The W113 Mercedes-Benz Pagoda is one of those cars you can buy an example for $40,000 all the way up to $240,000 and no one would bat an eye at you for doing so. Condition and spec can vary widely, so naturally prices do as well. Outside of the wheel choices, they all have the same general look and the only major factor in determining price is the engine choice. You can chose between the 230, 250, or 280 spec with generally the 280 and manuals demanding the greatest dollar amount. Are the other two choices bad? Not at all. You aren’t exactly competing in vintage road racing in a Pagoda, so while the upgraded power from the 280 is surely nice, the main goal of this car is to cruise and look good. So if a 230SL came up for sale for a reasonable price with the right transmission, like we have today, would you say no?

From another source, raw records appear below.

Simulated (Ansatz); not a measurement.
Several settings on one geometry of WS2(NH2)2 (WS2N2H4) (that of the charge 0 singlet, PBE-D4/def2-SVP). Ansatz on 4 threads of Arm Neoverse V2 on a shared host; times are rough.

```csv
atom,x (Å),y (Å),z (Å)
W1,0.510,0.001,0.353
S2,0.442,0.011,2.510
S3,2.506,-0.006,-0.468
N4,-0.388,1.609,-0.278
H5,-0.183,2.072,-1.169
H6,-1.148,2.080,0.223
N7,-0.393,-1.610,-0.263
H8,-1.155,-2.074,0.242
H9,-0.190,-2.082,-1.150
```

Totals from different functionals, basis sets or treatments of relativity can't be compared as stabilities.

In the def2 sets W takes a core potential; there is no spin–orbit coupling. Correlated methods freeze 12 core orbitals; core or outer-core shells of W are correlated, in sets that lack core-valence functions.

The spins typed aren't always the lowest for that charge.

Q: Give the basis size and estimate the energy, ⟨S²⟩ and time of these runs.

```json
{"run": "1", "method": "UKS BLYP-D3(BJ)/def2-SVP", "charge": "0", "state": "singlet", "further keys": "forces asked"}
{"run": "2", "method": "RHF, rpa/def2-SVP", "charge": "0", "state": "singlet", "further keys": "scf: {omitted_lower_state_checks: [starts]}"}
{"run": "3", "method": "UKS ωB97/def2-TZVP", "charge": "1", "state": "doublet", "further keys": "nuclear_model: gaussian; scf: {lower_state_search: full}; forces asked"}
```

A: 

CLICK FOR DETAILS: 1965 Mercedes-Benz 230SL on eBay
Engine: 2.3 liter inline-6
Transmission: 4-speed manual
Mileage: 57,451 mi
Price: Reserve Auction
1965 Mercedes-Benz 230SL
4 speed. Factory alloys. Same owner for nearly 30 years. Absolutely solid. Nice presentable driver. Finished in German Racing Silver and beautiful “Pagoda” design. The 2.3 litre six cylinder engine propels this W 113 chassis to very satisfying results.
These pagoda cars have brought up to $200,000 in the last few years with 100’s sold for over $100,000. Same owner for decades from Eastern Washington well maintained, used sparingly, always garaged. 57,451 miles believed accurate.
Production of the 230 SL commenced in June 1963 and ended on 5 January 1967. Its chassis was based on the W 111 sedan platform, with a reduced wheelbase by 30 cm (11.8 in), recirculating ball steering (with optional power steering), double wishbone front suspension and an independent single-joint, low-pivot swing rear-axle with transverse compensator spring. The dual-circuit brake system had front disc brakes and power-assisted rear drum brakes. The 230 SL was offered with a 4-speed manual transmission, or an optional, very responsive fluid coupled (no torque converter) 4-speed automatic transmission, which was popular for US models. From May 1966, the ZF S5-20 5-speed manual transmission was available as an additional option, which was particularly popular in Italy. Of the 19,831 230 SLs produced, less than a quarter were sold in the US.The 2,308 cc (2.3 L) M127.II inline-six engine with 150 PS (110 kW; 148 hp) and 196 N?m (145 lb?ft) torque was based on Mercedes-Benz’ venerable M180 inline-six with four main bearings and mechanical Bosch multi-port fuel injection. Mercedes-Benz made a number of modifications to boost its power, including increasing displacement from 2,197 cc (2.2 L), and using a completely new cylinder head with a higher compression ratio (9.3 vs. 8.7), enlarged valves and a modified camshaft. A fuel injection pump with six plungers instead of two was fitted, which allowed placing the nozzles in the cylinder head and “shooting” the fuel through the intake manifold and open valves directly into the combustion chambers. An optional oil-water heat exchanger was also available.Mercedes-Benz Chief Engineer Rudolf Uhlenhaut demonstrated the capabilities of the 230 SL on the tight three-quarter mile Annemasse Vétraz-Monthoux race track in 1963, where he put up a best lap time of 47.5 seconds vs. 47.3 seconds by Grand Prix driver Mike Parkes on his 3-liter V12 Ferrari 250 GT.
The condition of this car is a “driver” at best. The major thing is it looks like there are some scrapes on the passenger rear that dented the metal. Not ideal at all as I don’t think I’d want body puddy as a fix for that. Inside, you have your typical aftermarket shift knob and steering wheel cover, along with radio from 1986. Although a death trap, the rear jump seat is kind of cool and a neat option. I suspect this car had steel wheels originally on it with the small hub caps, but the Bundts aren’t a terrible look although the tire size is maybe a bit big. I can buy this car having only 57,000 miles, although I’m always skeptical on 5-digit odometers unless there is solid records to back up the display.
How much will this car sell for? Well believe it or not, 230SL values have been sliding over the past two years or so. A nice $55,000 car is now a $40,000 car and the same goes for the 250 and 280, although at different price levels. Will they continue to slide? I don’t think so. I do think this giant run of classic cars gaining value every six months is pretty much over and just now people are starting to come to their senses on stuff that isn’t truly special. I think this is a $35,000 car all day, but sadly I don’t think the owner feels this way. That body work is going to be more expensive than anyone realizes.